Linked list problems often look intimidating because they require manipulating pointers instead of values. LeetCode 143: Reorder List is a great example where understanding pointer operations is much more important than memorizing code.

In this article, we’ll break the problem into simple steps and explain why the solution works.


Problem Statement

Given the head of a singly linked list, reorder it from:

L0 → L1 → L2 → ... → Ln

to

L0 → Ln → L1 → Ln-1 → L2 → Ln-2 → ...

The important constraint is:

You cannot modify the values inside the nodes—you must rearrange the nodes themselves.

Example 1

Input:
2 → 4 → 6 → 8

Output:
2 → 8 → 4 → 6

Example 2

Input:
2 → 4 → 6 → 8 → 10

Output:
2 → 10 → 4 → 8 → 6

Observing the Pattern

Let’s look at the node positions.

Original:

0 → 1 → 2 → 3 → 4 → 5 → 6

Expected:

0 → 6 → 1 → 5 → 2 → 4 → 3

Notice something interesting:

  • We keep taking one node from the front.
  • Then one node from the back.
  • Repeat until all nodes are used.

The challenge is that a singly linked list only allows moving forward. We can’t simply jump to the last node whenever we want.

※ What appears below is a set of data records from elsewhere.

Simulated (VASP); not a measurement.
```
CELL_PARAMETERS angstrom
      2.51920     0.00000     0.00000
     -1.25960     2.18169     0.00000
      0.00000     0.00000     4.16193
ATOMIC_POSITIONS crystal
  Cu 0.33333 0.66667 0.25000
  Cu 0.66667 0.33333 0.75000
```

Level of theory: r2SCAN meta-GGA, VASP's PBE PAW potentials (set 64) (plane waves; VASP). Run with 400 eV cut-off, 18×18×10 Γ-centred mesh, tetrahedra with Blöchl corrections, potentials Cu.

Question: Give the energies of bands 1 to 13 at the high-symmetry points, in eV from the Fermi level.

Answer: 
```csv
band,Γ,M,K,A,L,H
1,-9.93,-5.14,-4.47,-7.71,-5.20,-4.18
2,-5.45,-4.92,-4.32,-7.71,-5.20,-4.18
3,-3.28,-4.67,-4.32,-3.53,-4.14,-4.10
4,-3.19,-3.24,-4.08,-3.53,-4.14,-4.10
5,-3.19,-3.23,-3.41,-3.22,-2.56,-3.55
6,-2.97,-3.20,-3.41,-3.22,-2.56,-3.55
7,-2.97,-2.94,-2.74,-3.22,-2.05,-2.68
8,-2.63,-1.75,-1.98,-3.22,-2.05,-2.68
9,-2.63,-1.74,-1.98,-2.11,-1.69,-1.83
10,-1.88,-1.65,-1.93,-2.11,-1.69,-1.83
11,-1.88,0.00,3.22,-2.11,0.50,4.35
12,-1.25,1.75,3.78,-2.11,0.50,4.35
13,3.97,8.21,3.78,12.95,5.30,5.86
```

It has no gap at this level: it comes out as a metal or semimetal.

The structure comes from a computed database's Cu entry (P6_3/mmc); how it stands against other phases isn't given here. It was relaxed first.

So how do we efficiently access both ends?

The trick is to transform the list into a form that’s easy to merge.


The Three-Step Approach

The solution can be divided into three independent steps:

  1. Find the middle of the list.
  2. Reverse the second half.
  3. Merge the two halves alternately.

Let’s go through each one.


Step 1: Find the Middle

We use the classic slow and fast pointer technique.

slow, fast = head, head.next

while fast and fast.next:
    slow = slow.next
    fast = fast.next.next
  • slow moves one step.
  • fast moves two steps.

When fast reaches the end, slow will be at the middle.

For example:

1 → 2 → 3 → 4 → 5 → 6

After traversal:

slow
  ↓
1 → 2 → 3 → 4 → 5 → 6

The list is now split into:

First:
1 → 2 → 3

Second:
4 → 5 → 6

We disconnect them:

second = slow.next
slow.next = None

Now we have two independent linked lists.


Step 2: Reverse the Second Half

Currently the second half is:

4 → 5 → 6

But we need to access nodes from the end first:

6 → 5 → 4

So we reverse it.

prev = None

while second:
    tmp = second.next
    second.next = prev
    prev = second
    second = tmp

After reversing:

6 → 5 → 4

Now the first list is

1 → 2 → 3

and the reversed second list is

6 → 5 → 4

This makes alternating between front and back straightforward.


Step 3: Merge Both Lists

Now we simply weave the two lists together.

Before merging:

First:
1 → 2 → 3

Second:
6 → 5 → 4

Iteration 1:

1 → 6

Iteration 2:

1 → 6 → 2 → 5

Iteration 3:

1 → 6 → 2 → 5 → 3 → 4

Implementation:

first, second = head, prev

while second:
    tmp1 = first.next
    tmp2 = second.next

    first.next = second
    second.next = tmp1

    first = tmp1
    second = tmp2

Notice how we store the next pointers before changing them. Without these temporary variables, we’d lose access to the remaining nodes.


Complete Solution

class Solution:
    def reorderList(self, head: Optional[ListNode]) -> None:
        slow, fast = head, head.next

        # Step 1: Find the middle
        while fast and fast.next:
            slow = slow.next
            fast = fast.next.next

        second = slow.next
        prev = slow.next = None

        # Step 2: Reverse second half
        while second:
            tmp = second.next
            second.next = prev
            prev = second
            second = tmp

        # Step 3: Merge the two halves
        first, second = head, prev

        while second:
            tmp1, tmp2 = first.next, second.next

            first.next = second
            second.next = tmp1

            first, second = tmp1, tmp2

Complexity Analysis

Time Complexity

Finding the middle:

O(n)

Reversing the second half:

O(n)

Merging:

O(n)

Overall:

O(n)

Space Complexity

We only use a few pointers regardless of the list size.

O(1)

No extra arrays, stacks, or recursion are used.


Why This Solution Is Elegant

At first glance, the problem seems to require repeatedly finding the last node, which would lead to an inefficient O(n²)solution.

Instead, we:

  • Find the midpoint once.
  • Reverse the second half once.
  • Merge both halves once.

Each node is visited only a constant number of times, making the solution both efficient and easy to reason about.

This “Split → Reverse → Merge” pattern is one of the most common linked list techniques you’ll encounter in coding interviews. Mastering it will help you solve several other problems involving linked list reordering and manipulation.